Completely Derandomized Self-Adaptation in Evolution Strategies
            Nikolaus Hansen and Andreas Ostermeier
            http://www.lri.fr/~hansen

 This paper puts forward two useful methods for self-adaptation
 of the mutation distribution---the concepts of 'derandomization'
 and 'cumulation'. Principle shortcomings of the concept of
 *mutative* strategy parameter control and two levels of
 derandomization are reviewed.  Basic demands on the
 self-adaptation of *arbitrary* (normal) mutation distributions
 are developed. Applying arbitrary normal mutation distributions
 is equivalent to applying a general linear problem encoding.
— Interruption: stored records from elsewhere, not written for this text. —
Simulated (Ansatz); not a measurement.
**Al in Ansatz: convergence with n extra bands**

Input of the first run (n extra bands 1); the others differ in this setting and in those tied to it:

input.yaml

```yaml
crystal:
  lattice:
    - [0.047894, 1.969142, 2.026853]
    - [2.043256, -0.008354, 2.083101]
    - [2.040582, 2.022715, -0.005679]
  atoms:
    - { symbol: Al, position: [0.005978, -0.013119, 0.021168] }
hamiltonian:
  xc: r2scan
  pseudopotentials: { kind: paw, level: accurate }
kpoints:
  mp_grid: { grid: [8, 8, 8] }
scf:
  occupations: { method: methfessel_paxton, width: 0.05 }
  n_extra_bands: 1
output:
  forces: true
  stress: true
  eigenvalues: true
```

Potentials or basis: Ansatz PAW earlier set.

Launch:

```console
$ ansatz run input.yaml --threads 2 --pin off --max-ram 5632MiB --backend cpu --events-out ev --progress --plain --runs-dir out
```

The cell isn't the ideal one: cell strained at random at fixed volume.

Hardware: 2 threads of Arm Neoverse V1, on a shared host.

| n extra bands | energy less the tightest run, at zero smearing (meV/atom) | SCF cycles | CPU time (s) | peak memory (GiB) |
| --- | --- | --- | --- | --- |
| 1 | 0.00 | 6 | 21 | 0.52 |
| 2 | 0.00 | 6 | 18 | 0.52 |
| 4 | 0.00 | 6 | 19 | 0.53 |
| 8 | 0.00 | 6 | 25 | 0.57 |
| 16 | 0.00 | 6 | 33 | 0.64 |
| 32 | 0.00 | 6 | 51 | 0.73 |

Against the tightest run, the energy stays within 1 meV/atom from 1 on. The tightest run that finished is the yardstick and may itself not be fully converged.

 The underlying objective of mutative strategy parameter control
 is roughly to favor previously selected mutation steps in
 future. If this objective is pursued *rigorously*, a completely
 derandomized self-adaptation scheme results, which adapts
 arbitrary normal mutation distributions. This scheme, called
 'covariance matrix adaptation' (CMA), meets the previously
 stated demands. It can still be considerably improved by
 cumulation---utilizing an 'evolution path' rather than single
 search steps.

 Simulations on various test functions reveal local and global
 search properties of the evolution strategy with and without
 covariance matrix adaptation.  Their performances are comparable
 only on perfectly scaled functions. On badly scaled,
 non-separable functions usually a speed up factor of several
 orders of magnitude is observed. On moderately mis-scaled
 functions a speed up factor of three to ten can be expected.


In Evolutionary Computation, 9(2), pp. 159-195 (2001).
http://mitpress.mit.edu/EVCO


ERRATA:

Section 3, footnote 9: "We use the expectation of n/k ln(...)"
  must be "We use the expectation of n/(2k) ln(...)".

(same error) Section 3, same page, description Performance: 
  "...where ln(...)..." must be "...where 1/2 ln(...)...".

ADDITIONAL COMMENTS: 

Section 5.1, Table 1: The default parameter setting for w_i makes
  sense only, if mu<=lambda/2. Otherwise weights become negative which
  is unjustified in our context and was excluded by definition. You
  may choose w_i=ln(max(lambda/2,mu)+1/2)-ln(i) instead. This setting 
  is applicable to any mu<=lambda.

Section 5.1, discussion of parameter c_c: "..., we suspect c_s <= c_c
  <= 1 to be a sensible choice for c_c." In fact, up to now we found
  no particular evidence against choosing c_c smaller than c_s. 
  In any case it is necessary to choose c_c > c_cov. 

Section 6, Table 3: the input vector argument to functions 2-12 on 
  the left side of the equations should be rather x, instead of y.